Support Questions
Find answers, ask questions, and share your expertise

HDP install in AWS VPC, on custom AMI -- feasibility question.

New Contributor

Hi there, questions for the cloud/HDP experts please...

- I'm looking to provision HDP clusters in an AWS VPC, on Custom Hardened AMI's. Understand from the link below

that Cloudbreak w/custom AMI requires support subscription. Which level of support exactly?

https://community.hortonworks.com/questions/75417/cloudbreak-161-deploying-clusters-with-custom-amis...

- I have data on s3 encrypted with Server side encryption. S3A should provide seamless access to encrypted data: yes/no?

- I heard about an Amazon EMR customer using S3 (not local storage/hdfs) for an Hbase environment. I assume S3A will provide the same functionality with Hbase in HDP? No special sauce in EMR right?

- EC2 local disks have to be LUKS encrypted. That should not matter to cloudbreak/hdp right?

thanks!

jhals99

1 ACCEPTED SOLUTION

Accepted Solutions

@jhals99

I'm looking to provision HDP clusters in an AWS VPC, on Custom Hardened AMI's. Understand from the link below that Cloudbreak w/custom AMI requires support subscription. Which level of support exactly?

Cloudbreak in HDP is supported within the Enterprise Plus Subscription. Please see Support Subscriptions on hortonworks.com for more information.

I have data on s3 encrypted with Server side encryption. S3A should provide seamless access to encrypted data: yes/no?

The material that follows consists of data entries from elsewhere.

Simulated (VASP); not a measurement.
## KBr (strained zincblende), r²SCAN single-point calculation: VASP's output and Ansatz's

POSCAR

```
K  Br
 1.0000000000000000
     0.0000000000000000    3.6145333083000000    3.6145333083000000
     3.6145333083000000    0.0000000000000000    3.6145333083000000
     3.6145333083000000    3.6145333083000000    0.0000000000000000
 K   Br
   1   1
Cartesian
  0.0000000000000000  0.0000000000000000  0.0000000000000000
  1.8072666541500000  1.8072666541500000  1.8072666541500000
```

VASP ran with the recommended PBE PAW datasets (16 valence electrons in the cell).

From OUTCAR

Yes. In core-site.xml, you'll find the following configuration available:

spark.hadoop.fs.s3a.access.key MY_ACCESS_KEY
spark.hadoop.fs.s3a.secret.key MY_SECRET_KEY

I heard about an Amazon EMR customer using S3 (not local storage/hdfs) for an Hbase environment. I assume S3A will provide the same functionality with Hbase in HDP? No special sauce in EMR right?

S3 is not recommended for HBase today. Amazon EMR supports HBase with a combination of HFiles on S3 and the WAL on ephemeral HDFS – this configuration can have data loss in the face of failures. Our HBase team is aware of this and there are a couple other options we are exploring such as HFile on S3 and WAL on EBS / EFS – this is still under investigation.

EC2 local disks have to be LUKS encrypted. That should not matter to cloudbreak/hdp right?

Correct, Hadoop uses the operating system to read disk. Disk-level encryption is below the operating system and therefore, is not a concern for Cloudbreak/HDP.

We require s3a role based authentication. Access to s3 files from Hive, Pig, MR, Spark etc. My question is: Does this work out of the box with the latest release of HDP?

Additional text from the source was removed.